When Chapter 13 Bankruptcy Is Better Than
Chapter 7 Bankruptcy
From the Nolo.com Debt & Bankruptcy Center
If you fit into one of the situations described
here, you may be a good candidate for Chapter 13.
There are many reasons why people choose Chapter 13 bankruptcy -- and
in particular, choose Chapter 13 bankruptcy instead of Chapter 7 bankruptcy.
Generally, you are probably a good candidate for Chapter 13 bankruptcy
if you are in any of the following situations:
You are behind on your mortgage or car loan, and want to make
up the missed payments over time and reinstate the original agreement.
You cannot do this in Chapter 7 bankruptcy. You can make up missed payments
only in Chapter 13 bankruptcy.
You have a tax debt. If a large part of your debt consists of
federal taxes, what happens to your tax debts may determine which type
of bankruptcy is best for you.
You can discharge (wipe out) debts for federal income taxes in Chapter
7 bankruptcy only if all of these five conditions are true:
- The taxes are income taxes. Taxes other than income, such as
payroll taxes, Trust Fund Recovery Penalty or fraud penalties, can never
be eliminated in bankruptcy.
- You did not commit fraud or willful evasion. You did not file
a fraudulent tax return or otherwise willfully attempt to evade paying
taxes, such as using a false Social Security number on your tax return.
- You pass the three-year rule. The tax return was originally
due at least three years before you file for bankruptcy.
- You pass the two-year rule. You actually filed the tax return
at least two years before filing the bankruptcy -- having the IRS file
a substitute return for you usually doesn't count. However, in some
bankruptcy courts, agreeing to and signing the substitute return counts
as filing a return for purposes of this rule.
- You pass the 240-day rule. The income tax debt was assessed
by the IRS at least 240 days before you file your bankruptcy petition,
or has not yet been assessed.
Even if your taxes do qualify for discharge in a Chapter 7 bankruptcy
case, your victory may be bittersweet. This is because prior recorded
tax liens are not affected by your filing. A Chapter 7 bankruptcy will
wipe out only your personal obligation to pay the debt. Any lien recorded
before you file for bankruptcy remains. After your bankruptcy, the IRS
can seize any property you owned at the time the bankruptcy was filed.

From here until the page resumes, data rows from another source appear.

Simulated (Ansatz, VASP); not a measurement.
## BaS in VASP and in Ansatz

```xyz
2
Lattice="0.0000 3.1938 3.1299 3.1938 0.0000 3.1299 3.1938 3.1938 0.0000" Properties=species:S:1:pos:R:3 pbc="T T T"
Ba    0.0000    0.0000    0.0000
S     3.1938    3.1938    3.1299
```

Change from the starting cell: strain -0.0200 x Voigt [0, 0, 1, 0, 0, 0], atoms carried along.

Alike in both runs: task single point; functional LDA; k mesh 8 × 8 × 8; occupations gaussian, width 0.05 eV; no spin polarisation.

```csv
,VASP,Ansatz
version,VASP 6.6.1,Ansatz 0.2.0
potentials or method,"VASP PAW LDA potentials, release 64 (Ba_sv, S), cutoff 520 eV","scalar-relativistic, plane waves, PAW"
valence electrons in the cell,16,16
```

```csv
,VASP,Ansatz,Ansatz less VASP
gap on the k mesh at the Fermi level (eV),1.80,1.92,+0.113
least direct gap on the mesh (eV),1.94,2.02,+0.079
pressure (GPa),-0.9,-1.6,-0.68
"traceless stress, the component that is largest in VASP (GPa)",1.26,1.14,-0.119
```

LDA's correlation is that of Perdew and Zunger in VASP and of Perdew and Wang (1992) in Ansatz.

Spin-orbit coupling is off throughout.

But this doesn't mean that after your bankruptcy case is over the IRS
will come and grab your property. Post-bankruptcy, the IRS tends to seize
only real estate and retirement accounts or pensions. And even then, IRS
seizures generally take place only when a taxpayer has made no efforts
to otherwise resolve the problem. Furthermore, IRS collectors must obtain
approval from their supervisors before seizing a house or pension. The
IRS is very concerned about negative publicity.
If you cannot discharge your tax debts in a Chapter 7 bankruptcy, Chapter
13 may be a better alternative. There, you pay your tax debts over time.
You have a sincere desire to repay your debts, but you need the
protection of the bankruptcy court to do so.
You need help repaying your debts now, but need to leave open
the option of filing for Chapter 7 bankruptcy in the future. This would
be the case if for some reason you can't stop incurring new debt.
You are a family farmer who wants to pay off your debts, but you
do not qualify for a Chapter 12 family farming bankruptcy because you
have a large debt unrelated to farming.
You have valuable nonexempt property. When you file for Chapter
7 bankruptcy, you get to keep certain property, called exempt. If you
have a lot of nonexempt property (which you'd have to give up if you file
a Chapter 7 bankruptcy), Chapter 13 bankruptcy may be the better option.
You received a Chapter 7 discharge within the previous six years.
You cannot file for Chapter 7 again until the six years are up.
You have a co-debtor on a personal debt. If you file for Chapter
7 bankruptcy, your creditor will go after the co-debtor for payment. If
you file for Chapter 13 bankruptcy, the creditor will leave your co-debtor
alone, as long as you keep up with your bankruptcy plan payments.